Mon, Jan 10, 2011 Tim D.

Yes, I totally agree that in this case Google is at fault and sneaky. Analogy, go to the door of my neighbor's house, finding it unlocked and instead of letting my neighbor know, start shouting in the street and let every one know "hey my neighbor's house is unlocked."

Fri, Jan 7, 2011 Hummer

If the product is defective - Remove it from the public. Don't beatup the whistle blower.

Thu, Jan 6, 2011

Having given Microsoft MORE than adequate notice (nearly six months), I think it was perfectly fair to release the information.

Thu, Jan 6, 2011 Phil Bossardet

When Google informs the public instead of Microsoft, yes. That's like crying "Fire!" in your competitor's restaurant instead ot telling the waiter the sterno s flaming a little too high.

Wed, Jan 5, 2011

Google is absolutely irresponsible in this case. Their actions fit my image of their company.
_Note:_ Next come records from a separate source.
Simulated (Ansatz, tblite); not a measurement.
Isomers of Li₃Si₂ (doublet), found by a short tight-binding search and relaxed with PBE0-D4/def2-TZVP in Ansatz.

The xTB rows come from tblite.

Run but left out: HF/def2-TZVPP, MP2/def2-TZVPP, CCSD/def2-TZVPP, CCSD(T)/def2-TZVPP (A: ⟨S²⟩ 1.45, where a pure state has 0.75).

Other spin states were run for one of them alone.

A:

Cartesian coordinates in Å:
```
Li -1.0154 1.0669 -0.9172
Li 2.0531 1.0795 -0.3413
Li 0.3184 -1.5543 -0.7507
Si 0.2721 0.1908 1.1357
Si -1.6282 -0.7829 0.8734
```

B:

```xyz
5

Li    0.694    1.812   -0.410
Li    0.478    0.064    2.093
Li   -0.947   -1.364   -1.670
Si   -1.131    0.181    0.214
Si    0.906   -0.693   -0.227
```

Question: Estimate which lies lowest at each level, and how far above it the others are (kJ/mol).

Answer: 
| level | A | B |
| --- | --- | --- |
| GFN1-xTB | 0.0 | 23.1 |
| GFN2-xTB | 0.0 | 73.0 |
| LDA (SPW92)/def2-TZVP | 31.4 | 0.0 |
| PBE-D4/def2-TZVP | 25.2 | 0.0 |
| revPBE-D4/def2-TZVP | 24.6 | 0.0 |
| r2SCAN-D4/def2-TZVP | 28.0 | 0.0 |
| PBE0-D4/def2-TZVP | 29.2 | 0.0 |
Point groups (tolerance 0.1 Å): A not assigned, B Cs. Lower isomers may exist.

Wed, Jan 5, 2011 80's Rocker

Anyone who finds a security risk in any software and makes it public instead of letting the software maker know about it is irresponsible. In addition, they should should be held responsible for any "hacks" created after it was made public, since they told everyone about it. Google is very unethical in how it runs it business, and the will do anything they can to hurt the competition.